Rational functions, such as the function in our exercise \( f(x)=\frac{12x}{3x^{2}+1} \), are expressions that relate two polynomials through division. They take the general form \( \frac{P(x)}{Q(x)} \) where \(P(x)\) and \(Q(x)\) are polynomials, and it is required that \( Q(x) \) is not zero for the function to be defined.

In understanding these functions, it's crucial to consider the degree (or highest power) of the polynomials in the numerator and the denominator, as it informs us about the behavior of the function as \( x \) tends to very large positive or negative values. This behavior is particularly important when identifying horizontal asymptotes, which we discuss in relation to their asymptotic behavior.

The concept of asymptotic behavior in mathematics describes the way a function behaves as it gets close to a certain line or point without actually reaching it. When discussing rational functions, horizontal asymptotes are a key feature in illustrating this behavior.

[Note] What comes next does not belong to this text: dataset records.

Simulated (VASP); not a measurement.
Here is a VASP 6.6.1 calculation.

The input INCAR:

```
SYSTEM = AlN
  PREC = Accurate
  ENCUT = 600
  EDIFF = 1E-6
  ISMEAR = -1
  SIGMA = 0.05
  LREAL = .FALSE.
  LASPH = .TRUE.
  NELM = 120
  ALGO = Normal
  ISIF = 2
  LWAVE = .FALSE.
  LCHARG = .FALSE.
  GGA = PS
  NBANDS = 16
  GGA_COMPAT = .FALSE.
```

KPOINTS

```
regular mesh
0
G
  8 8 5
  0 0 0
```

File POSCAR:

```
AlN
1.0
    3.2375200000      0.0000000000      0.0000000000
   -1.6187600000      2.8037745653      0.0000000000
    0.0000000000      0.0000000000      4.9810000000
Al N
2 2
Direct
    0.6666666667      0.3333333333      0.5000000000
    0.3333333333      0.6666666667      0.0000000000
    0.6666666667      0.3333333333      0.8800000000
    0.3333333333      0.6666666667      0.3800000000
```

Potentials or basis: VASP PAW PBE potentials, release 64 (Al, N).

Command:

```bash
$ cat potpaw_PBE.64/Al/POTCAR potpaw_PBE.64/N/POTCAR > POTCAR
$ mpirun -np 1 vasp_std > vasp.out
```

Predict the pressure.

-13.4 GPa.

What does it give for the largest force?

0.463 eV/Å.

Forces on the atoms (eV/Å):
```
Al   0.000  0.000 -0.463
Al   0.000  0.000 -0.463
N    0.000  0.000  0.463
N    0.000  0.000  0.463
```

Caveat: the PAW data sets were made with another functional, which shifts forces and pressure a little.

Horizontal asymptotes represent a horizontal line that the graph of a function approaches as \( x \) moves towards positive or negative infinity. In our example, \( f(x)=\frac{12x}{3x^{2}+1} \), we determined that the horizontal asymptote is \( y=0 \) because the degree of the polynomial in the denominator is larger than that of the numerator, causing the function values to get closer and closer to zero the further away \( x \) gets from the origin. Think of it as the function leveling out into a straight, horizontal path as we look further and further along the \( x \) axis, emphasizing its long-term behavior.

The study of limits is a fundamental concept in calculus that deals with understanding the behavior of functions as they approach a specific point. In the context of this exercise, we use limits to find the horizontal asymptote of a rational function by analyzing what happens as \( x \) approaches infinity (\( \infty \) or \( -\infty \) ).

By defining the limit of \( f(x) \) as \( x \) approaches infinity, we are essentially trying to pinpoint what value \( f(x) \) is getting closer to. For \( f(x)=\frac{12x}{3x^{2}+1} \), the limit is 0 as \( x \) approaches both positive and negative infinity due to the polynomial in the denominator growing much faster than the one in the numerator, forcing the overall value of \( f(x) \) to decrease and approach zero.

Understanding the concept of limits is crucial for successfully identifying horizontal asymptotes and is a critical skill in analyzing the behavior of functions within calculus.